Without effective reciprocal arrangements for movement of people between the UK and EU, the UK may see a decline in skilled cultural sector workers coming to the country, warns the Lords EU Home Affairs Sub-Committee.
In its report published today, Brexit: movement of people in the cultural sector, the House of Lords EU Home Affairs Sub-Committee highlights that bringing EU cultural workers under the same restrictions as currently apply to third country nationals could harm the sector, because existing visa rules require a minimum salary in excess of what many cultural organisations can offer. As a result, the UK may struggle to attract talent.
The report suggests that such a development would be to the detriment of the sector and represent a significant loss to the audiences that enjoy seeing talent from across Europe performing in the UK.
The ability to move between the UK and EU27 at short notice is integral to the business model of many cultural sector organisations, which are often built on the services of consultants and freelance workers working on a project basis or working on multiple projects at one time.
The Committee suggests the Government consider two possible visa options that would recognise the two-way benefits that accrue from allowing artists, entertainers and other cultural sector workers to move freely between the UK and EU. These include extending the permitted paid engagement and permit-free festival arrangements to EU citizens, offering a multi-country, multi-entry short-term “touring visa” for EU citizens, and seeking a reciprocal commitment for UK citizens travelling to the EU.

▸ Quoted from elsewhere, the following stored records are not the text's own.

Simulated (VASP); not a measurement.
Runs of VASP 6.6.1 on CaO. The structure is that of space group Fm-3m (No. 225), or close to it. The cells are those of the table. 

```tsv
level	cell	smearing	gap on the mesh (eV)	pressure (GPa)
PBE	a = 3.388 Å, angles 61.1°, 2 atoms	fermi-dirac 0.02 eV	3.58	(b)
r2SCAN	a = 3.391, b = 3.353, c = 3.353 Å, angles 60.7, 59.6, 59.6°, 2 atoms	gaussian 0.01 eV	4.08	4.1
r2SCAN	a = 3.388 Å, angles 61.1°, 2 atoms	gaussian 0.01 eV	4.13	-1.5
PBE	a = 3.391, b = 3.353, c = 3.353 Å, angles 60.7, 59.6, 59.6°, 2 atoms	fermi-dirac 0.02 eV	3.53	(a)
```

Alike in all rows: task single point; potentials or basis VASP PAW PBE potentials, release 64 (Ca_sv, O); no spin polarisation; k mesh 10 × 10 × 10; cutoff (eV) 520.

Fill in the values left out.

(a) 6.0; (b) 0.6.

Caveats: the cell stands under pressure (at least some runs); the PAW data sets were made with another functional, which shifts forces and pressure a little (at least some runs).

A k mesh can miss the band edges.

The Government’s recent white paper acknowledges that “the UK and the EU will need provisions that allow for mobility” to facilitate the proposed “cooperative accord” with the EU on culture and education. However, it is unclear how this accord would relate to wider immigration policy, or the existing visa system.
Lord Jay of Ewelme, chairman of the Committee, said: “Individuals working in the UK cultural sector are highly mobile, and have thrived on collaboration with people from all over the world. The country benefits enormously from the sector’s contribution to its economy and society, and it makes an important contribution to the UK’s international image and influence.
“If the Government is to achieve its wish to establish an immigration system that meets the needs of the post-Brexit economy, the UK’s negotiators will need to be flexible. This means recognising that any restrictions on EU citizens wishing to enter the UK to work may be matched by reciprocal restrictions on UK workers in the EU.”